I was thinking, why not have the AI utilise fractal patterns to dynamically resize in conjunction to the resolution of the original footage?
As in very small with low res and a combo of low and high with higher resolution depending of course on just how much the original detail has been either lost or not with the original footage.
Another idea would be to use the 2D info used for the AI model to generate facial features and the like with simple geometry, such as with the tech that is able to extrapolate motion from 2D video footage (Both shot, or found footage) and transfer it to 3D models, same idea, but in reverse.
You could train the model to position 3D mesh-like geometry to match the head’s position, such as a simple sphere for the head, cubes for the body and cylinders for the limbs and the like, on which to place the 2D info for facial/body generation…
If I understand your point about combining low and high resolution scenes I have done this before where the subject focus was bad in HD footage. I downscaled the footage significantly, for example down to 25% or 33% height using ffmpeg and a standard scaler, then used one of the Topaz models to upscale again. then I recomposited the face onto the full-sized frame in After Effects, maybe with the background upscaled separately. Given a slightly out of focus face, sometimes this gives better results. The extra control of controlling the blending is also helpful sometimes. It would be nice if this could be automated to bring sharpness in the slightly out of focus case where existing models may struggle. Preserving identity is another matter, especially for very small faces, although arguably I am not throwing away much in terms of facial features if I do not downscale beyond what is necessary to make the facial focus result fade into the lack of detail from low resolution.
Thanks for the info of your methodology, as it helps put this in perspective and practical context, I’m a visual artist, so my description is somewhat abstract, so I’m glad it came across well enough.
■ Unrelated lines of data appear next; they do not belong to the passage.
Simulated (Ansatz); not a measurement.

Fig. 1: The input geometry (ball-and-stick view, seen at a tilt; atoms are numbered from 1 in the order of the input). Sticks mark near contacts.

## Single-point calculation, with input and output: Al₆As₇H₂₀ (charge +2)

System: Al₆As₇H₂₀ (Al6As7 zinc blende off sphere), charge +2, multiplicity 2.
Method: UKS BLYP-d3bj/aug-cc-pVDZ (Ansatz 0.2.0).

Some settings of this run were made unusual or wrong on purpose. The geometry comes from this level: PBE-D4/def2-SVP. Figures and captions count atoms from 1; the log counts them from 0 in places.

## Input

If you ever stippled (A drawing comprised of varying amounts of a series of dots) an image, you’d get a pretty clear picture of my description as well as Iris’s details seem to be some sort of fractal type of repeating patterns, which looks like ass with low resolution footage.
So a varying pattern that dynamically resizes depending on just how much detail exist, or not, in the footage would most definitely break up the uniform patterns that already exist in Iris’s current iteration, as it looks like it’s super-imposed on the image instead of looking like naturally occurring detail.